Right now you’re losing customers. How you react to these defections could make the difference between life and death for your business. The reason: It costs about five times more to obtain a new customer than to retain an existing one. Yet, out of the multitude of companies spending thousands of dollars to create new customers, few care to know when their customers stop coming back. Instead of continuously pouring new customers into your agency, spend some time plugging some of the leaks with a standard process for recapturing defecting customers.

These five action steps should make a difference:

  1. Identify defections when they happen. You must know when a customer has ended a relationship with your agency. For agency businesses, it’s a non-renewal. Transactional relationships require a little more work. Knowing a customer’s average transaction size and frequency will let you identify behavior that deviates from the norm.

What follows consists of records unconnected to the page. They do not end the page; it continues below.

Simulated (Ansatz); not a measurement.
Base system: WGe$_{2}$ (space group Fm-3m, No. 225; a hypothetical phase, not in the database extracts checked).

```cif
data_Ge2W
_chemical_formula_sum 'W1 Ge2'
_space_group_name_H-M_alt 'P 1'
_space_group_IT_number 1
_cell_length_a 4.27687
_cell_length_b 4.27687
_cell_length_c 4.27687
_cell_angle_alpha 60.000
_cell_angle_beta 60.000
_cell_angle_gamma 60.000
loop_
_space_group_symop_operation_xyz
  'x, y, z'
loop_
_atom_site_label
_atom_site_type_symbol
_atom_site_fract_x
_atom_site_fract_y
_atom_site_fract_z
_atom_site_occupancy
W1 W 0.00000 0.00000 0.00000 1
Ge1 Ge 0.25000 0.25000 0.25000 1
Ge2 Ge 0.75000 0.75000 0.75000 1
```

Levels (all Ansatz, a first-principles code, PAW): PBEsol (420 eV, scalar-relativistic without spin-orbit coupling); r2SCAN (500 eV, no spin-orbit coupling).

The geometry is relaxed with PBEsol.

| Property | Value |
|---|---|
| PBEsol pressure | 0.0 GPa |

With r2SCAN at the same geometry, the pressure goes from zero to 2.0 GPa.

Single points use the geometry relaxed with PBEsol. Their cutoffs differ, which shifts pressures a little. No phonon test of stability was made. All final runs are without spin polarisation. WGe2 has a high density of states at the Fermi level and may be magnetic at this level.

  2. Evaluate the value of a defection. Once a customer has left, you have to decide whether that customer is really worth keeping. Every agent will agree that some clients provide more value than others, and that retention of those high-value clients is crucial. At some point, every business needs to look at its clients in terms of both their potential value and of their impact on the cost of operations and marketing.
  3. Identify the cause. Regardless of whether you intend to keep or lose a customer, you must know why the customer is leaving. Conducting random exit interviews will give you advance warning of problems that, if left unresolved, could drive your customers to the competition in droves.
  4. Use a standard customer recapture process. Standard processes ensure that critical activities take place in a consistent manner. Create a consistent method of contacting defected customers and make it a part of your daily marketing activities. Always focus on direct marketing. Place new customers in the agency’s 'person who buys' bucket. Then, based on the size of the account and the number of policies written for them, send out a series of targeted letters and phone calls designed to create opportunities for account development.
  5. Measure the outcome of your efforts. Nothing improves unless it’s measured. An effective set of customer-recapture metrics should track the number of customers who defect in a given time period and the percentage that ultimately stay. You’ll also want to quantify the revenue from these retained customers — it will be an eye-opening figure.